Guardiola has sharp senses of history and culture, perhaps rare in a football manager, and has lived in Barcelona, Rome, ­Munich, Doha and New York.

But the north-western English city of Manchester, with its fiery football passions and a celebrated excellence in the arts, may prove a perfect match for his temperament and tastes.

The authors of Discovering Manchester: A Walking Guide to Manchester and Salford could have been describing him when they depicted "Manchester Man" as a strange contradiction – wealthy but self-made, patriotic, radical in politics and something of an outsider.

Most if not all of those characteristics are possessed by the man now chosen to advance the phenomenal transformation of Manchester City since the takeover by Sheikh Mansour bin Zayed’s Abu Dhabi United Group in 2008.

Guardiola, 45, has made his own success, with an estimated US$41.8m (Dh153.3m) fortune, as a towering sporting figure. He leans politically to the left, and enthusiastically supports ­Catalonian demands for independence from Spain.

As a former player, he has firm views on how gifted young millionaires playing for his teams should conduct themselves. The players he inherits from the outgoing Manuel Pellegrini, and those he recruits, will quickly find themselves answering to a demanding boss willing to impose hefty fines for being late for training, missing team breakfasts and other breaches of discipline.
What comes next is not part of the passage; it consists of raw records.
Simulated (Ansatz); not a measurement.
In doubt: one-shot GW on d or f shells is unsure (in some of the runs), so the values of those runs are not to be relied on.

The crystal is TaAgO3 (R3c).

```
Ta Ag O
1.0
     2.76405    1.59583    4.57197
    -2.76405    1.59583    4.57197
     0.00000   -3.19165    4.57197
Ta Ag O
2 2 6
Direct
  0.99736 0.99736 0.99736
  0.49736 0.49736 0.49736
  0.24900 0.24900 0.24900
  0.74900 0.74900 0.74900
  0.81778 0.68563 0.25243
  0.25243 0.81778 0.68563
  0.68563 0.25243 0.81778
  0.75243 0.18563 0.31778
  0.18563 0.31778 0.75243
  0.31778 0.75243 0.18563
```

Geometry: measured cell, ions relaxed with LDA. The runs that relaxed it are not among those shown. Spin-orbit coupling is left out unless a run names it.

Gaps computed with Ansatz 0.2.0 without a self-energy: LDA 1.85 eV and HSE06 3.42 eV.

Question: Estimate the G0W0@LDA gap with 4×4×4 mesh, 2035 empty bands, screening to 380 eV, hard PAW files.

"His personality is at once rational and emotional," wrote Martí Perarnau, whose generous access to the manager enabled him to produce a revealing portrait in his book Pep ­Confidential: Inside Guardiola's First Season at Bayern Munich.

“He prepares games with his head, but lives them with his heart. He is cold, analytical, meticulous and calm when he dissects opponents, searching for possible weaknesses. But he is passionate, emotional, exuberant, volcanic even, during the 90 minutes.”

Each virtue – or defect – has been evident in Guardiola’s career, from his 11 years as a home-grown star of Barcelona through to management, via short spells in Italy, Qatar and Mexico.

He's a devoted husband and father who enjoys designer clothes, listening to ­Coldplay and going to the cinema. But football is his consuming ­obsession.

Josep Guardiola Sala was born on January 18, 1971, in the village of Santpedor, 65 kilometres from Barcelona. His elderly parents have liberally decorated the family home with photographic mementoes of their son’s fabulously ­successful career.

He has two older sisters, and a younger brother, Pere, a footballers’ agent. He met Cristina Serra, who would become his wife, at 18. Her parents owned a Barcelona boutique, which the then-promising young footballer visited while moonlighting as a model for the Spanish designer Antonio Miro.

The couple have been together for 27 years, but married only in 2014. They have two daughters and a son, and are currently reportedly considering sending them to a top private school in Manchester.

From his early childhood, ­Guardiola showed signs of his passion and talent. At 13, he won a place at Barcelona’s La Masia academy. He later began a law degree, but gave up studies as it became clear his future was in football.

“Already from an early age, he would always be heading out, kicking a football about,” his father, Valentí, told the BBC ­after ­Guardiola's Manchester City appointment was announced. “There was a sure-fire way to make him happy at Christmas, and that was to give him a football as a present ... everywhere he went, he went with a ­football.”

As part of Johan Cruyff’s “dream team” of the 1990s, Guardiola played his part in winning Barcelona a first ­European Cup, the forerunner of today’s ­European Champions League, and four successive domestic titles in the Spanish La Liga. He played 47 times for Spain, scoring five goals, and also in seven friendlies for ­Catalonia.

After the lofty heights of his Barca years, Guardiola was less happy in Italy, where he played for Roma and Brescia. He even collected a four-month ban for testing positive for the steroid nandrolone, though he was eventually cleared of all charges.

In 2003, Guardiola joined ­Doha’s Al Ahli, in the Qatar Stars League, where the ­defensive midfielder’s enduring quality shone. But he resisted offers from leading European sides, Manchester City among them, feeling his playing days were nearly over, and retired in 2006 after six months with the ­Mexican club Dorados.

Guardiola’s managerial success has eclipsed his achievements on the field, most notably back at Barcelona, with a record 14 trophies in four seasons from 2008 to 2012, including two Champions League titles. After a year-long sabbatical “recharging batteries” in New York, he joined Bayern Munich.

From this summer, when he swaps Bayern’s Allianz Arena for Manchester City’s grand ­Etihad Stadium, a new challenge presents itself for a man who has known huge success but remains hungry for more.

He will be ready for it. ­Perarnau, his biographer, remembers a single phrase that came repeatedly to Guardiola’s lips: “Football has many finals, but no end.”